For years before I came to Faith Farm, I knew I needed God’s help but I didn’t ask. I experienced several life-changing losses in the midst of, and mostly due to, my addictions. I was running from life and all the shame and pain I had caused my family.
I remember one Sunday going to the altar and crying out to God. I told Him to take my life. I was not surrendering to God. I was giving up on life. I remember a woman praying with me. I went back to my seat; and a minute later, a man from our church named Peter sat next to me. After a conversation with Peter, I started going to an Overcomers group that he conducted at our church. I was going to the meetings at church and AA meetings, but I was still drinking, and I baker-acted myself twice (committed to a mental health treatment facility for evaluation).
Peter’s wife, Lana, gave me information about Faith Farm. I called and spoke to a woman, whom I now know as Sister Paula. She said there was no room, but that she would put me on the waiting list. I hung up, went to the liquor store, and got a bottle.
On September 14th, Sister Paula called and told me there was an opening. Then, I was undecided! She said, “You need to make a decision and call by tomorrow, or I’ll have to give the bed to someone who needs it.” The next day was my birthday, and we all know what I wanted to do for my birthday. I begged her not to give that bed away. “I’ll call you tomorrow,” I said.
I was faced with the answer to my prayer, and I was so uncomfortable. I didn’t know what to do. To say I was less than grateful at first would be an understatement. However, after being faced with “straighten up or go home,” I knew I had to stay. I also knew that I wanted my boyfriend to be a part of my recovery because he was my friend and my encourager. I got into a bit of trouble and that earned me a trip to the Director’s office. I was so ashamed of myself. Sister Ann said, “If he loves you so much, tell him to prove it. If he loves you, ask him to marry you! If he doesn’t, you’ll know where you stand. If he does, we can have the wedding here.”
I walked out of the office faced with the fact that I had to ask my boyfriend to marry me and take a chance on hm saying no. I was scared. Do you know how slow the mail is when you are waiting for the answer to an important question?
It was a “Big Sale” Saturday. I was working in the clothing room and Sister Paula asked me to come with her. I thought I was in trouble. She told me to sit on the golf cart. She got on, and she took my hand and said, “Tony told me to tell you yes, yes, yes!”
We got married in the church November 23rd. Pastor Jim and Sister Debbie counseled us, and then Pastor Jim conducted the service. My son, Zack, gave me away and my daughter, Lisa, stood up with me.

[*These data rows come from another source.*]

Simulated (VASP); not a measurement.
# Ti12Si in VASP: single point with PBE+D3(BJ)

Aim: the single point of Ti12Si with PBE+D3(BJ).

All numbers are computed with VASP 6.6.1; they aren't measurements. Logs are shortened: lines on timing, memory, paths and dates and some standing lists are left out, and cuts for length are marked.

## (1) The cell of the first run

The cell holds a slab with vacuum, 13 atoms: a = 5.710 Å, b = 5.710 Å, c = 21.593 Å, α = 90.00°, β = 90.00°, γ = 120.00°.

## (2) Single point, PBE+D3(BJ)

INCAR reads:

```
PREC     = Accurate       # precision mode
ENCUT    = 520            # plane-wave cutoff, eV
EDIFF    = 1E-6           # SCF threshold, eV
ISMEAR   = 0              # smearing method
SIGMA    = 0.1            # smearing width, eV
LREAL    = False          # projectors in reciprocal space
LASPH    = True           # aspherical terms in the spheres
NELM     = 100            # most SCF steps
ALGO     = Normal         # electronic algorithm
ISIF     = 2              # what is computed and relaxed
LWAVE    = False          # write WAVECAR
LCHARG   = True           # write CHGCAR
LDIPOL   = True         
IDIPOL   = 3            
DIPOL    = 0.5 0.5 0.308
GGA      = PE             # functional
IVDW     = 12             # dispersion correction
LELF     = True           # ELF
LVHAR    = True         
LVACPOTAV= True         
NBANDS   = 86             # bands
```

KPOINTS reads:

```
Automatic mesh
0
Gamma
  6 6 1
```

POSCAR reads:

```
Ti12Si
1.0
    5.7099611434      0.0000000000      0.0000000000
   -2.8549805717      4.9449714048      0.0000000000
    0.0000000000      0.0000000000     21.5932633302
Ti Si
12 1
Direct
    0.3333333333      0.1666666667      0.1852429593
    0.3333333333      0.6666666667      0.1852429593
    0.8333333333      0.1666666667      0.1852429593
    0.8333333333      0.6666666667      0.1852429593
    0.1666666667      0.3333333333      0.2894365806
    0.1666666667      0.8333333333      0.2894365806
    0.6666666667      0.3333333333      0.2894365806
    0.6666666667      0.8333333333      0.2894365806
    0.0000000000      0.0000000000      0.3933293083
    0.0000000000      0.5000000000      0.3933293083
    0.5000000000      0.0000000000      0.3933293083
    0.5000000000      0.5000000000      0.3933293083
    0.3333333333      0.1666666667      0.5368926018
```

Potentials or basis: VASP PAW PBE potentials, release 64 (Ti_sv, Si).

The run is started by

Every day got a little bit easier. Big things would come up, changes would happen. I was riding the wings of the Holy Spirit. Everything that came against me, and there were many, I gave to God. But, each time it got easier. I am excited about my future, but I have no preconceived notions that the next part of my life’s journey will be easy. In fact, God promises that trials will come; but He will never leave me or forsake me, if I seek Him. Whatever is in my future, I pray I will always do it unto the glory of God.